New Standard Will Improve Availability and Timeliness of Repository Content
Baltimore, MD, December 14, 2011 - The National Information Standards Organization (NISO) and the Open Archives Initiative have been awarded a $222,000 grant for a joint project to develop a new open standard on the real-time synchronization of Web resources. Increasingly, large-scale digital collections are available from multiple hosting locations, are cached at multiple servers, and leveraged by several services. This proliferation of replicated copies of works or data on the Internet has created an increasingly challenging problem of keeping the repositories' holdings and the services that leverage them up-to-date and accurate. As we move from a Web of documents to a Web of data, synchronization becomes even more important: decisions made based on unsynchronized or incoherent scientific or economic data can have serious deleterious impact.
"This proposal is an outgrowth of the issues exposed in the context of the Memento project that developed a protocol for uniformly accessing time-stamped resource versions on the Web," explains Michael L. Nelson, Associate Professor, Old Dominion University Computer, and a principal investigator on the Memento project. "We have assembled a stellar core team to devise the standard from the Sloan grant. It includes people that have worked on a variety of information interoperability efforts such as Memento; the OAI Object Reuse and Exchange (ORE), a protocol for describing aggregations of Web resources; Open Annotation, a resource-centric annotation framework; and the DSNotify change detection framework for Linked Data."
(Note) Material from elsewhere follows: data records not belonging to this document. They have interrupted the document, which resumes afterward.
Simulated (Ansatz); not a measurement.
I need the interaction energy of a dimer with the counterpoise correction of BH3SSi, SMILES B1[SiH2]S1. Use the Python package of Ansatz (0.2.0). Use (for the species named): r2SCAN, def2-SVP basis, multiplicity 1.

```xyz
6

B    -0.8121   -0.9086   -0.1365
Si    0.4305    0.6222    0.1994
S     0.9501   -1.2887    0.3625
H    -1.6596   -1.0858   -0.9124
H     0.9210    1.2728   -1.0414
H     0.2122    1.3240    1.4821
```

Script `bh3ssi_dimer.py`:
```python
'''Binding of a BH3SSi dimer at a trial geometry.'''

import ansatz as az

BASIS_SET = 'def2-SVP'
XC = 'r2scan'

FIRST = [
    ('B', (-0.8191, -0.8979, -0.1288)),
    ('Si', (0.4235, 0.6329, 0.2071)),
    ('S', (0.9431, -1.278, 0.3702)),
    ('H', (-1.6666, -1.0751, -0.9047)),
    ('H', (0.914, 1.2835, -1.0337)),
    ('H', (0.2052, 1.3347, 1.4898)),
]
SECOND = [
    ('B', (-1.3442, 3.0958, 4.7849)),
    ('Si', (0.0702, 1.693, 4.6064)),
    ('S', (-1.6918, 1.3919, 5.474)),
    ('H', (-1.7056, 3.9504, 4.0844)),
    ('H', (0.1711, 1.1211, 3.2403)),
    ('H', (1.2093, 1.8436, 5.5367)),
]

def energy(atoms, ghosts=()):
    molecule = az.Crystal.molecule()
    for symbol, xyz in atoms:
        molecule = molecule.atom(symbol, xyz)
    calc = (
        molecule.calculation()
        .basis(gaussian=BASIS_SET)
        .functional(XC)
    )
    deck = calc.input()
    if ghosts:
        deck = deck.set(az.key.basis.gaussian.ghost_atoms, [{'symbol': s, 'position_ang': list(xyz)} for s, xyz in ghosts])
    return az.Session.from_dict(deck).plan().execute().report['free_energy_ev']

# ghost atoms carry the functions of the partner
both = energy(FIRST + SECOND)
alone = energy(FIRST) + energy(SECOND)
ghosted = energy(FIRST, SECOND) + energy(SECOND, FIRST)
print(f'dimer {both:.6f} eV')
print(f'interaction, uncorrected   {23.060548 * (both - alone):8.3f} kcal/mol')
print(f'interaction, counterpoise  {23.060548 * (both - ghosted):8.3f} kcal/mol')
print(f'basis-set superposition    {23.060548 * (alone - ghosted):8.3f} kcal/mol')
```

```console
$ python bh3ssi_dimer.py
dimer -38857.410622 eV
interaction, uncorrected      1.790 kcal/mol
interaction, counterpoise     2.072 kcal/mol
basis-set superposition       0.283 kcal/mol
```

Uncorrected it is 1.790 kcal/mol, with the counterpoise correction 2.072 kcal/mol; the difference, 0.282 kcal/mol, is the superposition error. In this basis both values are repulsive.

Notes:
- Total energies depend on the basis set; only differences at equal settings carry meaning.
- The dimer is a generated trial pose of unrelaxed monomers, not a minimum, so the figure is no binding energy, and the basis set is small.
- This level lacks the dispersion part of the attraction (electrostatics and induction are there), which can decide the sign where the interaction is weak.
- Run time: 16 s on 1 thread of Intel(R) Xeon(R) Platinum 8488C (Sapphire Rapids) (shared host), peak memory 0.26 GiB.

"The OAI Protocol for Metadata Harvesting (PMH) 2.0 specification can be used to effectively synchronize the metadata about the resources," states Carl Lagoze, Associate Professor, Cornell Information Science, and OAI Executive, "but synchronizing the resources themselves was never specified. Although some resource synchronization methods exist, they are generally ad hoc, arranged by the individuals involved, and cannot be universally deployed."
"As we started to explore this problem domain, it became increasingly clear that an interoperable, efficient and lightweight mechanism to support synchronizing resources at scale is missing from the Web infrastructure;" states Herbert Van de Sompel, Scientist, Los Alamos National Laboratory, OAI Executive and a principal investigator on the Memento project. "Candidate technologies that can help to tackle the problem exist, but they need to be put together and profiled in an appropriate manner."
"We expect this new standard will save a tremendous amount of time, effort, and resources by repository managers through the automation of the replication and updating process," states Todd Carpenter, NISO Managing Director. "The end result will be to increase the general availability of content in Web repositories and alleviate the variety of problems created by out-dated, inaccurate, superseded content that exists on the Internet today."
A new work item for the project has been approved by the NISO Voting Members. An interest group e mail list will be established for those interested in following the project. Contact NISO (firstname.lastname@example.org) to be added to the list.
About the National Information Standards Organization (NISO)
NISO fosters the development and maintenance of standards that facilitate the creation, persistent management, and effective interchange of information so that it can be trusted for use in research and learning. To fulfill this mission, NISO engages libraries, publishers, information aggregators, and other organizations that support learning, research, and scholarship through the creation, organization, management, and curation of knowledge. NISO works with intersecting communities of interest and across the entire lifecycle of an information standard. NISO is a not-for-profit association accredited by the American National Standards Institute (ANSI). More information about NISO is available on its website: www.niso.org.
About the Open Archives Initiative (OAI)
The Open Archives Initiative (OAI) develops and promotes interoperability standards that aim to facilitate the efficient dissemination of content. The Open Archives Initiative has its roots in an effort to enhance access to e-print archives as a means of increasing the availability of scholarly communication. Continued support of this work remains a cornerstone of the Open Archives program. OAI is committed to exploring and enabling the fundamental technological framework and standards to open up access to a range of digital materials.